A recent article discusses the latest breakthroughs in using inkjet printers for new purposes.
An inkjet printer could be every bit as innovative as 3D printing for certain tasks, according to an article in The Week.
Erin Blakemore discusses scientists’ recent use of inkjet printers to print flexible computer chips, and suggests it won’t be long before anyone with “a new printer cartridge and a special piece of foil” is capable of doing the same.
In the article, Blakemore gives the example of Bernhard Huber, a doctoral student at the Laboratory for Microsystems Technology at Munich University of Applied Sciences. Whereas printing microchips was previously only available to those with complex facilities and the latest in lithography technology, Huber is developing a solution allowing people to print low-performance electronic circuits from their home printer.
Huber and his colleagues realised that for less memory-intensive chips, like that on a credit or debit card, an inkjet printer works suitably well. When fitted with a cartridge filled with special electronically conductive inks, an ordinary printer can print onto a flexible piece of foil to create a chip, without the need for an expensive production facility or materials.

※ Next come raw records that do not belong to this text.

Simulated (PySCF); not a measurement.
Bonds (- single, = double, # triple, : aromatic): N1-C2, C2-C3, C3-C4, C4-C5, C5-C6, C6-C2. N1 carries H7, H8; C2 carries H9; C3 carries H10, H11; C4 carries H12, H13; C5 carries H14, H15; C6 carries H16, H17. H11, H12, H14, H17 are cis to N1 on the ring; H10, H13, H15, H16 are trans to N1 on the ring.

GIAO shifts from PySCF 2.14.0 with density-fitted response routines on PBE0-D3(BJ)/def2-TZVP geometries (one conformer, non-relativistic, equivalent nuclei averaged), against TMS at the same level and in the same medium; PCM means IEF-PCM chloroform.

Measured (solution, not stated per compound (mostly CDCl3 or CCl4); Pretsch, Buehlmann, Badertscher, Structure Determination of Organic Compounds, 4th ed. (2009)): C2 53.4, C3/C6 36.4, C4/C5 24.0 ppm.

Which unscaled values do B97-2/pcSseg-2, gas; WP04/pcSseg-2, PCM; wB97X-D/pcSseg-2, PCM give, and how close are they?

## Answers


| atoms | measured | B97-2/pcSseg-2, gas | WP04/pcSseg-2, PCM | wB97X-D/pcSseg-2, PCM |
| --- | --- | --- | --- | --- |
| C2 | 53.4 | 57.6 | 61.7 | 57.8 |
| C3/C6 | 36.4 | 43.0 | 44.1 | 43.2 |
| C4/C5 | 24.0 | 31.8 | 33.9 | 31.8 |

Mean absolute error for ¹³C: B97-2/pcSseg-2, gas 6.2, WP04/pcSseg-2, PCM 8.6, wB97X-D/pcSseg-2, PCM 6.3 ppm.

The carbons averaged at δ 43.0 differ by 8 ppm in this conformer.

The article also details a further computing advance from Huber and team, reRAM: A new type of memory combining long-term storage ability with the random-access memory computers use to process information. Previously, these functions were performed by two separate chips, but reRAM combines both into a single type of memory, and can be simply printed in a similar way to Huber’s aforementioned breakthrough.
As Blakemore says, “the era of personalized, printable electronics might just be upon us — as long as you don’t ditch your old-school inkjet in your pursuit of the latest in whiz-bang gadgetry.”